Skip Navigation
Logo for Prosek

We Are All Routine (In Route)

Tyler Dorholt

I’m not stretching the truth much when I say that I’ve eaten a banana every morning for the last nine years. I believe in potassium, in vitamin B6, and providing a delicate yellow food for the heart. Sure, there was that one time in Wyoming, in 2005, while driving straight from Minneapolis to Los Angeles, when I couldn’t, for the life of me, find a banana. However, this was a road trip and time was lost on me, evening folded over into morning, an unnoticeable wave. And of course there have been a couple of times when the day got away from me and the banana missed the morning; but I’d venture to say these are only a handful of times and I always found a banana before midnight. What’s the point, you might ask? It’s not necessarily the banana, it’s the safe zone of routine and why we have them, and how many things end up falling into and, at times, out of our routine(s).
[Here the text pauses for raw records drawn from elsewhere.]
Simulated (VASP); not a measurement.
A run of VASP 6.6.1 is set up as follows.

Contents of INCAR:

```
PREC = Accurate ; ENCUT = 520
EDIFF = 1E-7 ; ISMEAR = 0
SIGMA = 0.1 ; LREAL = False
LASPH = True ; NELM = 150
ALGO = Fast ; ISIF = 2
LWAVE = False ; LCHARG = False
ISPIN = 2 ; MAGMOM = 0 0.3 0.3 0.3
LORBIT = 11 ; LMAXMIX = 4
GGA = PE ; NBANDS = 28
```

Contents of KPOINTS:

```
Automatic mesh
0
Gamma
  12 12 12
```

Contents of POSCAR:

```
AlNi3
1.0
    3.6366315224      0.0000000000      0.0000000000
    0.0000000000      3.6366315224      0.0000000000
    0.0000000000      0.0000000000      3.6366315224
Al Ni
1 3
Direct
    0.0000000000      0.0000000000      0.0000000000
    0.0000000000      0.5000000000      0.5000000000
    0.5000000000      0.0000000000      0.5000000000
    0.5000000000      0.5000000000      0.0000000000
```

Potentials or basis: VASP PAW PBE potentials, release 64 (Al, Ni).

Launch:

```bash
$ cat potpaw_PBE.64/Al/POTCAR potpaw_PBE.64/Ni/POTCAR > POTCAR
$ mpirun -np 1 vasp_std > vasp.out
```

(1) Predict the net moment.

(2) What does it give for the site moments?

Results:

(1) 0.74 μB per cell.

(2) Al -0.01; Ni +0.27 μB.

Depending on what your current level of “stability” or “instability” in life is, routine plays a role that either eases one into stability or harnesses that which seems unstable. Having recently moved from Manhattan to Brooklyn I find myself utilizing the word “stable” to much greater extent, yet it is not because of the blurred or frenetic elements of Manhattan—of which there are many—nor that Brooklyn is necessarily a better place to find “stability,” it’s that my old routine of grabbing a banana has extended into a multi-textured routine, which includes mixed nuts, orange juice from a straw, and entering a certain car on the F train at the same place so that I know where I can most easily step off come Herald Square.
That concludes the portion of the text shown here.